Thursday 31 March 2011

Digging in the Dirt

Sometimes life throws you a few different strands all at one time and because they come close together they can touch and recombine and form a new piece of thread within the weave.

Thread One
I had an overwhelming urge to listen to a particular song on the way home, Peter Gabriel's Digging in the Dirt. It had been an interesting day, lots of stress flying around and I wanted a high energy song to shout out the lyrics to on the way home. I find dark, emotional, loud music cathartic. They make me happy. All that energy and release. Not sad, not dark, not to me.

and I got to wondering about the lyrics. It has two distinct emotional overtones. One angry, raging and the other softer, melancolic.

Something in me, dark and sticky
All the time it's getting strong
No way of dealing with this feeling
Can't go on like this too long

This time you've gone too far
This time you've gone too far
This time you've gone too far
I told you
I told you
I told you
I told you
This time you've gone too far
This time you've gone too far
This time you've gone too far
I told you
I told you
I told you
I told you

Don't talk back,
Just drive the car
Shut your mouth
I know what you are
Don't say nothing
Keep your hands on the wheel
Don't turn around
This is for real
Digging in the dirt
Stay with me, I need support
I'm digging in the dirt
To find the places i got hurt
To open up the places i got hurt

The more I look, the more I find
As I close on in, I get so blind
I feel it in my head, i feel it in my toes
I feel it in my sex, that's the place it goes

Digging in the dirt
Stay with me, I need support
I'm digging in the dirt
To find the places i got hurt
To open up the places i got hurt

Digging in the dirt
To find the places we got hurt
Digging in the dirt
To find the places we got hurt
Digging in the dirt
To find the places we got hurt
Digging in the dirt
To find the places we got hurt

And I started to get bits of meaning and so I read other people's interpretations online and I have a slightly different view on it.... (not veyr different but just a little). Cycles of abuse. Abused become abuser. The angry bits are him as abuser and abused both at once. The sadder parts are him as himself, dealing with and looking at himself.

Then I watched the video.



and it makes me think further on this. There are sequences with him as an adult, swatting flies around a woman, which looks very like domestic violence. There are sequences of him as a child, a victim of an adult, just like him. The child becomes buried in the dirt. There are also sequences of him as an adult buried in the dirt. At one point, mushrooms grow above him and spell out help. It all speaks so loud to me.
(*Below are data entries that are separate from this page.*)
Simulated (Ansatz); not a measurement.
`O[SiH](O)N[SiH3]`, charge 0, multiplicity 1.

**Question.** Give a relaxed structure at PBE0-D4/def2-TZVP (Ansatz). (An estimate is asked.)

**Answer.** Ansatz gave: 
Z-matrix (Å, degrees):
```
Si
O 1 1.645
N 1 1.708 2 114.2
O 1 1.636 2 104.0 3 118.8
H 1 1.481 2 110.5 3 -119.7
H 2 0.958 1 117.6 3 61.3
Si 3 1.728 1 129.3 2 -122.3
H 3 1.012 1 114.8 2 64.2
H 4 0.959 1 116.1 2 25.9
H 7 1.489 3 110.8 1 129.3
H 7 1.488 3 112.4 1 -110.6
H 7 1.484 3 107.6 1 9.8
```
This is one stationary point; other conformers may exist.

The chains of karma. But the thing about this song is that it is a cry for help, for change, for the breaking of the chain. It is a release. A breaking of the chain. In the video, the man ends up on top of the dirt, wearing a bright white suit. Clean. Free. I know many people find this song dark but I never have, there is a joy in that breaking of the chain, a less than shining joy, but a joy all the same.

Thread 2
And then i read the lovely Suzi's post of today. Ah karma...... breaking those chains. it helped me understand the song, put the pieces together. It made me think about my own life too and some of the things I have read about karma.

Thread 3
The Deverry books by Katherine Kerr are a fantasy series, a long one. They tell the story of a group of souls that reincarnate and slowly work through the karma of a situation that was mishandled in one of their lives together. The thing is, that original situation and it's effects has a ripple effect outwards, so there are a whole host of situations that develop as a result throughout their lives and those ripples impact others and further than that, countries and..... The stories are a celtic knot, the lives flowing through and around, back and forth.

So where does this leave me? What am I thinking about right now? I am wondering if the chain of my own abuse is alive and well or if it has been broken. I wonder at that chain, I think the link had already been weakened by the actions of us both in previous lives or maybe as a result of the ay we chose to live in this life. It could have been worse.

it's effect on me though was pretty catastrophic. I turned to drugs to disguise the fact my world had fallen apart, nothing in it really made sense any more. I eventually had a nervous breakdown and my glandular fever / Chronic Fatigue Syndrome flared up again. I got help and I read and I rebuilt my world, block by painful block. Being a logical sort, I had to reconstruct my understanding of how the world works. That narrow Christian ethic I grew up with had made my world too black and white to cope with grey.

I have reached a point where the memory no longer hurts. Where the changes in my life wrought by the consequences of it have ceased to be negative and i can see they have bought me to be a person I am happy with, living in a way I am happy with, and my life is pretty good. and I would not be here without that one singular event. Is this enough to break the chain? Is this forgiveness?

but the dirt, it clings. It is hard to let go and where does the dirt end and me begin? Am I raggedy tree climbing urchin with dirt on my chins as I climb the tree of life? Or do I need a damn good bath still, to make me clean? the effects linger on, maybe they always will. F and I feel their echoes in our relationship, the difference is love and care. Those ripples are something we face together as best we can.

I am not sure I will ever be able to listen to Digging in the Dirt in the same way again. i won't enjoy it any less. I may even enjoy it any more, as i belt out those words. release. clean. free.

2 comments:

taranova said...

So many threads... & synchronicities...
Me & my sister have been talking a lot lately, about the factors that made my dad like he is... and his parents like they were... she desperately needs to understand. emotional abuse, not physical... very insiduous.

I don't see him, don't like him & won't play his games so he can't cope with me either. But i do send my love through the ethers. On another level i have made my peace with him, though i doubt it will ever be so in this life

But now i bear him no malice... me & mum talked about karma & not carrying the cycle forward the day she died. I know she won't. I won't. i weave healing thoughts back over time... for all our family, generations gone & to come.

But it does take time... to genuinely feel this way... rather than trying to feel it the way i believed i should at one point. Little steps... up the tree one branch at a time, you are well off the ground i reckon...

i worked little bits out that gradually connected together... i healed slowly until one day i spoke about it & realised i truly wasn't hurting... eventually without realising i was also truly forgiving... go easy on yourself... softly like water wearing away stone...

there may always be some dirt under your fingernails, but it shows how hard you've worked... at least that's my excuse!

much love... x

mel said...

i can't really top what Suzi has said....so much truth there.